Monday, August 28, 2017

D&Q: Poppies of Iraq

There's a gentleness to Brigitte Findakly's narrative voice that makes her descriptions of growing up in Iraq, in territory now occupied by ISIL/Daesh, feel understated and restrained. Poppies of Iraq is the third major memoir regarding growing up in the Middle East produced in the west (along with Marjane Satrapi's famous Persepolis, of course, and Riad Sattouf's The Arab of the Future), and it's so much more compact and less focused on tons of personal minutia than those other books. Findakly's past is every bit as painful and shattered as any ex-pat, but it's clear that these events feel a lot more distant to her now.

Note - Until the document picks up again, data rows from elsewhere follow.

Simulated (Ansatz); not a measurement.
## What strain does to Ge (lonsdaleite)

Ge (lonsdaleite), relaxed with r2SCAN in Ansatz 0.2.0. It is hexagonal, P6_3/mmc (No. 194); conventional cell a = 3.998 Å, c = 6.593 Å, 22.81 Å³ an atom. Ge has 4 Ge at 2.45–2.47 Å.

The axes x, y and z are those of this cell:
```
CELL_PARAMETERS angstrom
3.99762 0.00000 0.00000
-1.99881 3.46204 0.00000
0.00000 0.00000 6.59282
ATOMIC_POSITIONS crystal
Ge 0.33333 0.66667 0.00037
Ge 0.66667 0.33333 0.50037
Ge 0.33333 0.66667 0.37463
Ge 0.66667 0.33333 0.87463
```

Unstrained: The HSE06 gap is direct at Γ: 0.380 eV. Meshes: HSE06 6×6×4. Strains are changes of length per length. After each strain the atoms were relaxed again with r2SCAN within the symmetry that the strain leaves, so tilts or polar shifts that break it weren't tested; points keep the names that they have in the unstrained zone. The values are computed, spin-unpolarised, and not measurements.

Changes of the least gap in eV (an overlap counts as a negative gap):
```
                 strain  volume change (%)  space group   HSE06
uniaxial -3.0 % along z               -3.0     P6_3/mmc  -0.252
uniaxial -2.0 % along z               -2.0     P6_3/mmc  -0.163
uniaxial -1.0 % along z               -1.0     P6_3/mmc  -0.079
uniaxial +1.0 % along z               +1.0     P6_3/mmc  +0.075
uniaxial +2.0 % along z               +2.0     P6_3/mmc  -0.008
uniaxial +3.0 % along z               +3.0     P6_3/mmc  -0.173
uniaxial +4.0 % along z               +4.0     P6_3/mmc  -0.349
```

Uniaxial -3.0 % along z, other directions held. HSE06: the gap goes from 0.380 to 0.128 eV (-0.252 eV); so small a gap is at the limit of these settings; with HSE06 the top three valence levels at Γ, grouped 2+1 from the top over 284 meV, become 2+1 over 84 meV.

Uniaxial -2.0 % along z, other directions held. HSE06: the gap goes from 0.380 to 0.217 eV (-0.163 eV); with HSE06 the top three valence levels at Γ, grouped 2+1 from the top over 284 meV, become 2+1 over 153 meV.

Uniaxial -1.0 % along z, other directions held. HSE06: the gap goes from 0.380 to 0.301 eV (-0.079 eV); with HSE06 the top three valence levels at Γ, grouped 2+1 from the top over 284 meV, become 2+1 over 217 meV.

Co-written and illustrated by her partner Lewis Trondheim and colored by her (she's a professional colorist, not a writer), it has the feel of a fascinating, narrated family album. That's magnified by the chapter-ending photos that she provides of herself and her family. Findakly's narrative is straightforward, as she opts to portray her life and family as ordinary in nearly every sense but also affected by extraordinary times. Her father was a dentist, and it was not unusual at the time in the Middle East for those seeking higher education to obtain it in Europe. Her father met her mother in France, and she returned to Mosul when he was ready to start his practice as well as work for the military. The history of post-World War I Iraq is one of a nation being freed from years of Ottoman Empire rule and a great deal of continued foreign occupation. It is unsurprising that there might be instability in an ancient, proud country after years of colonial interference, and so in Iraq there were military coups and deposed monarchs, all leading up to the Saddam Hussein era.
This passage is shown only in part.